Steam railways, heritage lines remain neglected in India (Rajendra B Aklekar)
(This article first appeared in Forbes India Magazine 16th March 2016, and is reproduced here with the author’s permission)
The conservation and running of rare steam engines remain a neglected issue in India even as it thrives in other countries
- Volunteers at the South Tynedale Railway Preservation Society in Cumbria, England, are working hard to raise funds so that they can restore MLR-740, a steam locomotive that they recently bought in an auction. MLR-740 is one of the four original locomotives that ran on Maharashtra’s Matheran Hill Railway from 1907 to 1965. The sooner they can raise funds, the sooner will this magnificent locomotive run again, this time on the British hill railways.
- Rishra, a rare small-tank steam locomotive that was once used by the Calcutta Corporation for shunting coal wagons at a water pumping station in Barrackpore and then abandoned, is now the star attraction of the Leighton Buzzard Railway in Bedfordshire, England. It is the only remaining locomotive of this type.
- A Darjeeling Himalayan Railway B-class steam locomotive that originally went to an American museum now runs on a private steam railway belonging to British rail expert Adrian Shooter in Oxfordshire.
These are just a few examples of how steam locomotives that once ran in India—and were subsequently abandoned—are now not just maintained meticulously but run on heritage railway lines in England. Back in India, steam railways and heritage lines remain a neglected subject, even though there is a huge demand for their restoration and maintenance from enthusiasts across the world.
“The railways in India have always remained an attraction for enthusiasts worldwide because of its sheer size and variety,” says Peter Roberts, a British rail aficionado. “Every type of locomotive, along with different track gauges, have been used in India in the late 19th and early 20th centuries—from the smallest two-foot narrow gauge rail on mountain railways in Darjeeling and Matheran, to the biggest Garratt locomotives on the Bengal Nagpur Railway, and from a monorail in Patiala to the rack-and-pinion railway in the Nilgiri mountains.”
Adds Roberts: “India has been a playground for different types of railway lines and technologies, and is a favourite place for rail buffs and experts. But, sadly, there are no preserved railways or steam locomotives in running condition left in India. Whatever locos are found are on abandoned lines and, like stuffed teddy bears, are displayed on pedestals outside station buildings in the name of heritage. But the real fun and expertise will be in running on steam and its technology.”

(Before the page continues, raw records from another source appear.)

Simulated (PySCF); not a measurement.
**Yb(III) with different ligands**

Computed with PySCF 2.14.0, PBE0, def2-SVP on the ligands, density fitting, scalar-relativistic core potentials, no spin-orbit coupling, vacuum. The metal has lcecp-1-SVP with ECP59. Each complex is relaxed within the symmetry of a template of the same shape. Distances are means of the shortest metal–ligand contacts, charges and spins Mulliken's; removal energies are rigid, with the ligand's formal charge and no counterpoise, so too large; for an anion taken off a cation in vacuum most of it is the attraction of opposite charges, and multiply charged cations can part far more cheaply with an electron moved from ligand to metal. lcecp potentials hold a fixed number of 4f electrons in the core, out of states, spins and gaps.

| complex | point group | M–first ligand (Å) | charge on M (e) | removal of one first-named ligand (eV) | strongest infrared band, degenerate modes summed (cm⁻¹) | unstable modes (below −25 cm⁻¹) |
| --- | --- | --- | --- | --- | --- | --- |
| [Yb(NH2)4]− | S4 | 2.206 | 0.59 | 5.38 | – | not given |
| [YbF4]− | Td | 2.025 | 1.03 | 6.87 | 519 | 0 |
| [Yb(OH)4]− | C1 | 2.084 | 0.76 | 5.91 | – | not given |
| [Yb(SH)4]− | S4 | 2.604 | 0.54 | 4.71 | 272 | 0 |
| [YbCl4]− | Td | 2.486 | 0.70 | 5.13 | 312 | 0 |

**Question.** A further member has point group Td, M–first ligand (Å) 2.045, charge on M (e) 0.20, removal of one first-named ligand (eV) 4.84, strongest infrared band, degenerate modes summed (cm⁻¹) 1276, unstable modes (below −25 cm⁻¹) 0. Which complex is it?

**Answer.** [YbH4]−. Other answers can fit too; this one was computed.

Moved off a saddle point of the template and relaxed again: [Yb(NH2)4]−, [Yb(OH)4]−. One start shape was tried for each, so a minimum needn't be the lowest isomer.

Rail enthusiasts are also disappointed with the National Rail Museum in New Delhi “that has many rare and good artefacts, but the focus remains on educational activities for children rather than encouraging steam and heritage railway restoration”, says Madhusudhan Oak, a retired transport official. Bangalore-based student Avinash Kumar adds that even the new website of the museum, which was launched in a hurry this January on the directive of the railway ministry, has many non-functional links. “It is more theoretical, not interactive,” he says.
The Matheran steam loco
The government’s stance on the restoration of heritage steam engines can perhaps best be highlighted with the example of an original and rare steam locomotive of the Matheran Hill Railway, which was up for re-sale in 2015.
The Neral-Matheran Light Railway was built by the Peerbhoy family, financed by Sir Adamjee Peerbhoy, in 1907, to take passengers to the hill station of Matheran, near Mumbai. To work on the steep climbs of the hills, four locomotives were especially made to order from Orenstein & Koppel in Germany, with an articulated wheelbase that allows it to haul heavy trains around curves with tight radii.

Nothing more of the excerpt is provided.